Our buyers were relay technicians. We built an online marketing campaign and at first we did a search on the keyword “relays” to find out who our competition was. That proved to be fruitless as the term “relay” is far too generic, encompassing everything from small relays you find in electrical devices to the relays used in power stations.

So we had to refine our search to “relay testing” and it worked better; it turns out our competition had been targeting those very keywords, so we did the same. It’s trial and error, really.

MrMoody
Post 3

@miriam98 - I’ve heard that back linking can really help your site rise in the search engine rankings. But I think even Google has changed that somewhat.

I believe they are putting a greater emphasis on the quality of the links. For example if you get back links to your site from a low quality site with a lot of “advertorials,” it may not help you as much as it did in the past.

That’s the thing I would look for in evaluating the competition – where are they getting their back links, and can I get links from there as well? High quality links would be places like professional associations. If I saw the competition getting links from there, then I’d see if I could join that association as well and boost my rankings in the search engine listings.

miriam98
Post 2

@SkyWhisperer - Well, content is still king in my opinion. But one of the things that has made SEO competitor analysis difficult is that Google has changed its algorithm for its search results.

This happened a few years ago and it threw off a bunch of listings. Listings that were near the top were closer to the middle and some even fell to the bottom of the search listings.

The thing is that Google won’t tell you what their algorithm is. So even if you had gotten that position, it would have become more difficult over time in my opinion.

SkyWhisperer
Post 1

I applied for a job as a Search Engine Optimization specialist once. I had done a lot of freelance writing which involved SEO optimized content creation, and so I thought I would be a shoo-in for the position.

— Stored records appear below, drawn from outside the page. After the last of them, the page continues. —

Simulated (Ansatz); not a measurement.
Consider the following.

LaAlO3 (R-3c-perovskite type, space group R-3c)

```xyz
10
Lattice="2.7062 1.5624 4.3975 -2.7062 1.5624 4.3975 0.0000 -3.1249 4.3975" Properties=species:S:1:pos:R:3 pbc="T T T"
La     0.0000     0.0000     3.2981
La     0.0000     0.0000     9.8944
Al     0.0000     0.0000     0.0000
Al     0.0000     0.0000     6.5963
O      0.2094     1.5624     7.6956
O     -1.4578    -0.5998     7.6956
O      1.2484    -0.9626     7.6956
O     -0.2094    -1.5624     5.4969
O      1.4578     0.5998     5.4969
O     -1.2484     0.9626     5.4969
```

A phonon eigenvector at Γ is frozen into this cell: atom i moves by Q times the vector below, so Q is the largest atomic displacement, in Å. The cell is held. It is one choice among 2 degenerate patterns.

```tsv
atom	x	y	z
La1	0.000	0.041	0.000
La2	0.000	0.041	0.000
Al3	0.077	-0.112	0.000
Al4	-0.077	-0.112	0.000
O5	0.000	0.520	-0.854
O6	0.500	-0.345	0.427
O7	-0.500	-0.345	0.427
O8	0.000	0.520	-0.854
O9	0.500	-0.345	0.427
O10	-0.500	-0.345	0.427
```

Little did I realize how much was involved in that line of business. The interviewer didn’t care at all that I had written content with keywords. She wanted to know if I had ever run an SEO marketing campaign, and if so, what were the conversion results?

The answer was no on both counts. That pretty much ended the interview, although I still harped on the fact that I had written content and content was king! Still, she wouldn’t budge.

Writing content is not the same as being an Internet marketer. This position, she explained, required creating and monitoring keyword marketing campaigns, constantly keeping an eye out for the competition, and tracking your results almost 24/7.